Why engage with an immigration lawyer?

If you are moving to the US for more than just a few weeks, your employer should help you engage with an experienced immigration lawyer in advance of your trip. The lawyer can help you navigate the often complex legal process of obtaining a temporary US work visa or a permanent residence (green card). Ideally, they should help you begin the application process well in advance of your trip, and can spot trouble before it starts.  This is not something you should try to undertake on your own.

What might be different politically, economically, and climate-wise?

Depending on the country you are coming from, you may find that the United States has very different policies. Here are some cultural norms that may – or may not be – familiar to you that you’ll want to become familiar with.

  • You will likely have to pay for your health care or acquire it through your work. The US has no single-payer healthcare system and few regulations on costs of services or prescriptions. Find information on your health care options at the site.
  • There is less paid leave in the United States and less holiday time in general than in other similarly developed nations.
  • Many laws in the US also differ from one state to the next, so in addition to federal law research the rules and regulations relevant for the area you’re staying in.
  • In terms of climate, also be prepared for changes. For instance, some areas are subject to hurricanes or blizzards, which offer some unique challenges you might not be accustomed to.

What cultural differences should you expect?

Even with regional differences, there are some constants you can expect in most areas of the US.

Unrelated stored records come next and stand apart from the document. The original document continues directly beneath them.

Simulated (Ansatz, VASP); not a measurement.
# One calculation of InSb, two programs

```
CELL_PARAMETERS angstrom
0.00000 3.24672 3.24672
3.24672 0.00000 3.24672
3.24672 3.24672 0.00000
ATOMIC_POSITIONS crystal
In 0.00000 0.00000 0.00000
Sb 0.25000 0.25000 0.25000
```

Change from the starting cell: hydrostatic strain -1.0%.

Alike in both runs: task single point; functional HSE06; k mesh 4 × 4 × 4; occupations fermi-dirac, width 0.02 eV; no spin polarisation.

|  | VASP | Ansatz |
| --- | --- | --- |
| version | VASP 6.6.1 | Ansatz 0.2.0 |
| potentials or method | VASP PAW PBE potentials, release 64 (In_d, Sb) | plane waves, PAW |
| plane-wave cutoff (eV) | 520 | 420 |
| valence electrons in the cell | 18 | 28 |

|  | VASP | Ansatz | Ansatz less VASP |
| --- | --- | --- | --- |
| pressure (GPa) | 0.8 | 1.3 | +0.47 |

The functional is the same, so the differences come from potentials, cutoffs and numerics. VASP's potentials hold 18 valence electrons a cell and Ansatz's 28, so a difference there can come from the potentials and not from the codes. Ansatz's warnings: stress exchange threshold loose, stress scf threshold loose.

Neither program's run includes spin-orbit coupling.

  • Travel by automobile is the norm, and public transportation is not an option in many parts of the United States, except in a few large metropolitan areas.
  • Education varies, as parents have access not only to free public schools, but to private and religious schools as well.
  • You will be expected to tip in restaurants and in some other service sectors as well.
  • You will have the choice to buy or rent a home, so look into the advantages of each. Renting often means a faster move-in date, but buying can be the better investment if you will be staying for a longer time period.

How to support and stay connected to family and friends back home?

Once you have moved to the United States, you can use internet technology and free software to stay in touch with loved ones and friends.

  • Staying connected could be as simple as making a phone call. Fortunately, international online calling services like Rebtel make this easy and affordable.
  • Alternatively, you can use free video chat software like Skype and Zoom to keep in touch.
  • You can send your loved-ones financial support via secure and low-cost cash transfer services. Usually, these are provided by banks, credit unions, or other financial service institutions.  For some countries, like the Dominican Republic, you can also use a remittance service to send cash to a home or designated pickup spot.

Moving to another country can be difficult, but it also presents you and your family with a wealth of fresh opportunities. There will probably be a lot that is different from what you are used to, and every member of your family will have to navigate different cultural divides. Being informed in advance and knowing where to go for support will make it easier for you to navigate this exciting journey.